The legislative budget conference committee approved the Democrats' controversial tax plan today on a majority vote, although some lawmakers acknowledged that the analysis is incomplete.
Democrats officially unveiled their plan Tuesday to raise taxes on income and vehicles but cut sales taxes. They asserted that the proposal would save taxpayers overall, but Republicans and Gov. Arnold Schwarzenegger's Department of Finance provided separate analysis showing that the plan would increase taxes on the middle class taxpayers.
Committee Chairwoman Denise Moreno Ducheny, D-San Diego, asked lawmakers to adopt the plan so the committee could establish the level of funding for schools -- a level determined by how much the state receives in revenues. Democrats embraced the plan in committee, although Sen. Mark Leno, D-San Francisco, said he welcomed any new data challenging the Democrats' contention that the proposal was a tax saver.

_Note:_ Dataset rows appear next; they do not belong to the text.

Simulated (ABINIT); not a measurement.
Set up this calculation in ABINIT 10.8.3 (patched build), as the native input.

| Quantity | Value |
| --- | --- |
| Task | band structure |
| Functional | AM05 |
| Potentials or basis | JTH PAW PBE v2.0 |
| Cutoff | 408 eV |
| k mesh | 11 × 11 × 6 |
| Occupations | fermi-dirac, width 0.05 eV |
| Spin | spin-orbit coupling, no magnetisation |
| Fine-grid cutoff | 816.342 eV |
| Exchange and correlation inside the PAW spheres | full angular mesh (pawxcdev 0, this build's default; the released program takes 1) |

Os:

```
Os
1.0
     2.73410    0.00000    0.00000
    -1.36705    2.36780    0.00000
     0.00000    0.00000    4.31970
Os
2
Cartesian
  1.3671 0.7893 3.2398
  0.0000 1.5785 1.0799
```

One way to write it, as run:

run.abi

Approving the plan in conference committee is a relatively early step in the budget process. Ultimately, legislative leaders and Schwarzenegger will negotiate the proposal in or out of the budget.
Michael Cohen, deputy legislative analyst with the nonpartisan Legislative Analyst's Office, said he could not yet conclude whether the plan would result in higher or lower taxes for Californians. He said it was clear that some households would fare better and some worse, but his office is still reviewing the proposal.
Cohen said the plan would make California's tax system more volatile, but he was not sure how much more so. The problem, he said, was that the personal income tax is a more unpredictable revenue source than sales taxes.
But Cohen said taking greater advantage of taxes that are deductible on federal tax returns, like those on income and vehicles, was a step in the right direction from a policy standpoint.